To celebrate the special fortnight (which gets underway on September 23) we've rounded up five of our favourite products which have come straight from our home grown British larder and listed some innovative ways to cook with them.
Bramley cooking apples
Legend has it that the first Bramley tree grew from pips planted by a young girl, Mary Ann Brailsford, in her garden in Southwell, Nottinghamshire in 1809. Nowadays Bramley Apples are grown in the south east, east Midlands and Northern Ireland.
"They have a light and fluffy texture once cooked, meaning they break down easily and are perfect for sauces and crumbles," Food Writer Cate Dixon tells us. But it's not just apple crumbles the humble Bramley works its magic in.
- Treat yourself to a new take on the loveable bacon buttie by adding some cooked Bramley apples into your sandwich.
- Stuff your Bramley with chopped dates, figs and dried cranberries for a hearty, sweet and tasty autumnal pudding served with custard.
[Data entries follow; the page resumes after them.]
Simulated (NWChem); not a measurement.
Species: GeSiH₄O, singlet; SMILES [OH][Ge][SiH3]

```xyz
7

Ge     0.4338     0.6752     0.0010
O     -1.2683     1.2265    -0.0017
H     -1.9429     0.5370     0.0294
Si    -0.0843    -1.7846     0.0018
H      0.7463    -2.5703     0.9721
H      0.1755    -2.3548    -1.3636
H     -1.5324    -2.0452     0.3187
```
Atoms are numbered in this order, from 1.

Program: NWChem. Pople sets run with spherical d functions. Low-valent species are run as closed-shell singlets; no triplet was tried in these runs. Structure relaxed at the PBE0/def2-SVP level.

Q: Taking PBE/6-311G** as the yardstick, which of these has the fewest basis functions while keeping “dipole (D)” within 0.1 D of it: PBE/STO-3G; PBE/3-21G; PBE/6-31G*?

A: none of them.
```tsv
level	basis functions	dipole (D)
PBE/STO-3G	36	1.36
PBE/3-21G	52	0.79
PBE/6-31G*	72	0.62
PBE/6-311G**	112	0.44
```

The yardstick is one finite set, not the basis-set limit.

- Deep fry the apple peel and top your soup with it for a crispy, sweet and alternative topping.
Growers selection carrots
British carrots are now available all year round but this wasn't always the case. In years gone by the tasty veg was considered 'positively exotic' as it was thought that the carrot first came from Afghanistan sometime around the 7th Century AD, when they were originally purple. Who'd have thought!
Carrots can be used in savoury dishes like a hearty stew, a warming soup, a delicious dip and also make a tasty side to any Sunday roast. Cate thinks they're also pretty good in sweet dishes. She says, "Carrot cake is probably the best known sweet dish but it is also hugely popular in India in halva recipes or grated into cookie dough to give extra moisture."
- Going meat-free? Try our pulled carrot burger. The veg has been spiralised and then coated in delicious homemade barbecue sauce.
Carrots also make great rostis. We've combined ours with potatoes for a tasty side dish.
The versatile veg also works wonders in smoothies. Pair it with ginger, add in some apples and blitz in your carrots.
This home-grown oil, which is one of only two oils grown and bottled in the UK, originates from the rape flower which is characterised by the fields of yellow dotted across the UK in the late spring. Cate says, "It is often cold pressed to give a high-quality oil that, thanks to its neutral flavour, can be used in every aspect of cooking."
You can use it in dressings, as well as in baking, frying and any other form of cooking.
Our Extra Special Rich & Intense Smoked Salmon is sourced from farms in the crisp waters off Sheltand. After filleting, the salmon is cured with a perfect balance of sea salt and demerara sugar and then it's hung in traditional brick kilns and smoked over peat and cherrywood chips for 24 hours, before allowing it to mature for the perfect amount of time to develop its distinctive, smoky flavour.
- For a more indulgent afternoon tea, fill your scones with a sliver of smoked salmon and a dollop of crème fraîche.
- Add this wonderful ingredient into an eggy muffin mixture which you could have for breakfast or a snack.
- Salmon is the perfect ingredient to top your canapés with like these dill and lemon bites.
- If you've got any leftovers, throw it into a carbonara pasta instead of bacon.
British beer has had somewhat of a resurgence over the past couple of years with our love for local craft ales growing. Around 50 new and different varieties hit our shelves this May including many English ales, refreshing pilsners and hoppy and session IPAs.
But beers aren't just for drinking.
- Ever heard of beertails? They're the new cocktail craze with amazing concoctions made from beer. Tomato juice, lime juice, a drop of Worcestershire sauce, and Tabasco topped with beer make for a delicious take on the Bloody Mary!